The China-U.S. Strategic and Economic Dialogue (S&ED) will be held here on Monday and Tuesday, when the two countries will have extensive discussions on issues of common concern to deepen understanding, enhance mutual trust and promote cooperation.
Chinese Vice Premier Wang Qishan (L2) meets with U.S. Congressmen in Washington, D.C., on July 26, 2009, the day before the first round of the China-U.S. Economic and Strategic Dialogue, which is to be held in Washington, D.C. from July 27 to 28.
Chinese Vice Premier Wang Qishan will co-chair the "Economic Track" of the dialogue with U.S. Treasure Secretary Timothy Geithner, while Chinese State Councilor Dai Bingguo will co-chair the "Strategic Track" with U.S. Secretary of State Hillary Clinton.
The scheduled high-level meeting, the first of its kind between the world's biggest developing country and biggest developed country, is a reincarnation in a broader format of the Strategic Economic Dialogue set up by the two countries in 2006.
The new mechanism was jointly launched by Chinese President Hu Jintao and his American counterpart Barack Obama during their meeting on the sidelines of the G20 summit in London on April 1.
"President Obama will address the opening session of the first U.S.-China Strategic and Economic Dialogue on Monday July 27," White House spokesman Robert Gibbs told reporters early this week.

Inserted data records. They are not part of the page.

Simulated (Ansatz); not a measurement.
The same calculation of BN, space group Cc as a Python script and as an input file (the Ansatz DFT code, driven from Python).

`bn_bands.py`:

The dialogue will address the challenges and opportunities that both countries are facing on a wide range of bilateral, regional and global issues of immediate and long-term strategic and economic interests. It will also set the stage for discussions on ongoing and future bilateral cooperative mechanisms, the spokesman said.
Since Obama took office in January, thanks to the joint efforts of both sides, China-U.S. relations have maintained the good momentum of development. The frequent high-level exchanges and consultations at different levels have effectively promoted mutual understanding and cooperation in many fields.